Southeast Asia has taken another step towards creating a European-style economic marketplace. A series of anticipated new free-trade agreements could help the region compete with economic powerhouses India and China.

Trade ministers from the ten-member Association of Southeast Asian Nations have advanced plans to create a sprawling new common market encompassing 530 million people.

At a meeting in Jakarta, which ended Sunday, ASEAN-member states set fresh timetables for creating a network of trade agreements with leading economies elsewhere in Asia. Trade ministers now have schedules for free-trade talks with Japan, South Korea, Australia and New Zealand. A free-trade deal with China is nearly complete and could be signed as early as November.

The free-trade talks complement ASEAN's plans to ease most trade restrictions among member states by 2020.

Denis Hew of Singapore's Institute of Southeast Asian Studies says that sort of unified economic community is the only way the region can remain competitive.

"You're seeing a lot of rising competition for foreign investment, particularly from emerging markets like China and India, so the only way you're able to maintain your competitiveness is to integrate your economies to create a single market and production base, so that's what they're trying to do," Mr. Hewsaid.

Plans for the ASEAN Free Trade Agreement, or AFTA, were agreed upon last year.

The common market will eliminate tariffs on 11 key industrial sectors within ASEAN, including electronics, agriculture, textiles and rubber.
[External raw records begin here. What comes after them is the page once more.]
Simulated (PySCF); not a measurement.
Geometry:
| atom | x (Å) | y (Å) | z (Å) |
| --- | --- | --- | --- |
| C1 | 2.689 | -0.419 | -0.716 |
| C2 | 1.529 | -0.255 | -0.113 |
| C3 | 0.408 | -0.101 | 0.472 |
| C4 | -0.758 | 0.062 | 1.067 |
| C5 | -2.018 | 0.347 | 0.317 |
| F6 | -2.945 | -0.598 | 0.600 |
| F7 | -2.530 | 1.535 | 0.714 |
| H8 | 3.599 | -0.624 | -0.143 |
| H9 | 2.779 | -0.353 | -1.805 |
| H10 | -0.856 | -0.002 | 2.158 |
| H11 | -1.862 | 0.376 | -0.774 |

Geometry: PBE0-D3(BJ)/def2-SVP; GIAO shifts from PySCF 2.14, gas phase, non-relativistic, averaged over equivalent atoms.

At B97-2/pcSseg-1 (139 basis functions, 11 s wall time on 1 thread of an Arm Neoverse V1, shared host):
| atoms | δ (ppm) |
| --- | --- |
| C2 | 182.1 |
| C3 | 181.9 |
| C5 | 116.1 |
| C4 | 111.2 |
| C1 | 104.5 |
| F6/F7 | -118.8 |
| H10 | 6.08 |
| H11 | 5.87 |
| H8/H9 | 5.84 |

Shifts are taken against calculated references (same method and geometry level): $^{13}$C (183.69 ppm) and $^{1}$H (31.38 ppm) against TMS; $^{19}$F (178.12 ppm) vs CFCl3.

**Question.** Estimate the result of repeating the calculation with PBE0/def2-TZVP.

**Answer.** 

ASEAN's more-developed economies will implement the cuts by 2007, with all members expected to fall in line by 2012. ASEAN has agreed that by 2020, there will be a free flow of goods, services and investments within the region.

Southeast Asian trade ministers say a common market combined with a network of free-trade agreements should help ASEAN recapture the clout it enjoyed in the 1970's and '80's.